The more common solution, the ``synchronized start'' feature of many sound cards, has numerous drawbacks. First, it only gives you one data point for the run, where our technique gives you a continous stream of points to average. Second, it is subject to drift, and since the end is not timestamped there is no way to accurately determine the actual sample rate. Third, it forces the system to coordinate use of the audio hardware, whereas the Audio server runs continuously and allows access by multiple clients.
In this section, we will describe some of the ideas behind the choices we made in the design of EmStar. These choices were motivated by the issues faced by WSNs, which have much in common with traditional distributed systems.
One of the disadvantages of FUSD relative to sockets is that connections to FUSD services are always local, whereas sockets provide transparency between local and remote connections. Nonetheless, we elected to base EmStar on FUSD because we felt that the advantages outweighed the disadvantages.
The primary reason for giving up remote transparency in EmStar is that remote access is rarely transparent in WSNs. Communications links in WSNs are characterized by high or variable latency, varying link quality, evolving topologies, and generally low bandwidth. In addition, the energy cost of communication in WSNs motivates innovative protocols that minimize communications, make use of broadcast channels, tolerate high latency, and make tradeoffs explicit to the system designer. Remote communication in WSNs is demonstrably different than local communication, and very little is achieved by masking that fact.
In abandoning remote transparency, the client gains the benefit of knowing that each synchronous call will be received and processed by the server with low latency. While an improperly implemented server can introduce delays, there is never a need to worry that the network might introduce unexpected delay. Requests that are known to be time consuming can be explicitly implemented so that the results are returned asynchronously via notification (e.g. Query Device).
Tolerance of node and communications failures is important to the design of all distributed systems. In WSNs, node robustness takes on an even greater importance. First, the cost of replacing or repairing embedded nodes can be much higher, especially when network access to the node is unreliable or a physical journey is required--in extreme cases, nodes may be physically irretrievable. Second, many scientific applications of WSNs intend to discover new properties of their environment, which may expose the system to new inputs and exercise new bugs.

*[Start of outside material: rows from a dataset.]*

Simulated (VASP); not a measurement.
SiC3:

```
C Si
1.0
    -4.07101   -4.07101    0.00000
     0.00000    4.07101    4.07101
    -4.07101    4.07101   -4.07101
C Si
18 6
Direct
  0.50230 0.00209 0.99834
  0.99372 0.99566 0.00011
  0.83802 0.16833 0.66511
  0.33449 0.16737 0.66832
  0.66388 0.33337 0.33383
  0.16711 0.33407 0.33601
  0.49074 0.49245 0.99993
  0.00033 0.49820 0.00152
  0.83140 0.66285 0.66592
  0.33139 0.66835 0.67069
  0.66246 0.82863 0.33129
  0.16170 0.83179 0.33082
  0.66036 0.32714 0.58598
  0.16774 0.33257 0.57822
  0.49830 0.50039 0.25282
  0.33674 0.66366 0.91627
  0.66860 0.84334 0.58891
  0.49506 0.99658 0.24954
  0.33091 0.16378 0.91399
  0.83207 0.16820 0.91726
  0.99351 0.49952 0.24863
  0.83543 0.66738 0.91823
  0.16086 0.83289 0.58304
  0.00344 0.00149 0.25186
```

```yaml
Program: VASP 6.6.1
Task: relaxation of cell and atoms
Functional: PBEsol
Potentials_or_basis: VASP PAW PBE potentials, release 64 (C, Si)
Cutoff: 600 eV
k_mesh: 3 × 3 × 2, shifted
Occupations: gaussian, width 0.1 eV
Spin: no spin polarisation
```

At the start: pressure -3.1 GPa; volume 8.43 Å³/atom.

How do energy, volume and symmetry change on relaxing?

We address fault tolerance within a node in several ways: EmRun respawn, ``crashproofing'', soft-state refresh, and transactional interface design. We discussed EmRun respawn and crashproofing in Sections 4.2 and 3.4, as a means of keeping the EmStar services running and preventing cascading failures when an underlying service fails.
While soft-state and transactional design are standard techniques in distributed systems, in EmStar we apply these techniques to IPC as well. Status devices are typically used in a soft-state mode. Rather than reporting more economical ``diffs'', every status update reports the complete current state, leaving the client to decide how to respond based on its own state. To limit the damage caused by a missing notification signal, clients periodically request a refresh in the absence of notification. When the aggregate update rate is low it is usually easy to make the case for trading efficiency for robustness and simplicity.
Similar considerations hold in the reverse direction. Clients that push state to a service typically use transactional semantics with a soft-state refresh. Rather than allowing the client and server to get out of synch (e.g. in the event of a server restart), the client periodically resubmits its complete state to the service, enabling the service to make appropriate corrections if there is a discrepancy. Where the state in question is very large, there may be reason to implement a more complex scheme, but for small amounts of state, simplicity and robustness carry the day. While trading off efficiency for robustness may not be the right approach for all applications and hardware platforms, it has worked well for the applications we have built.
Code reuse and modularity were major design goals of EmStar. EmStar achieves reusabililty through disciplined design, driven by factoring useful components from existing implementations. For example, each device pattern was originally implemented as a part of several different services, and then factored out into a unified solution to a class of problems. Table 1 shows a quantitative picture of reuse.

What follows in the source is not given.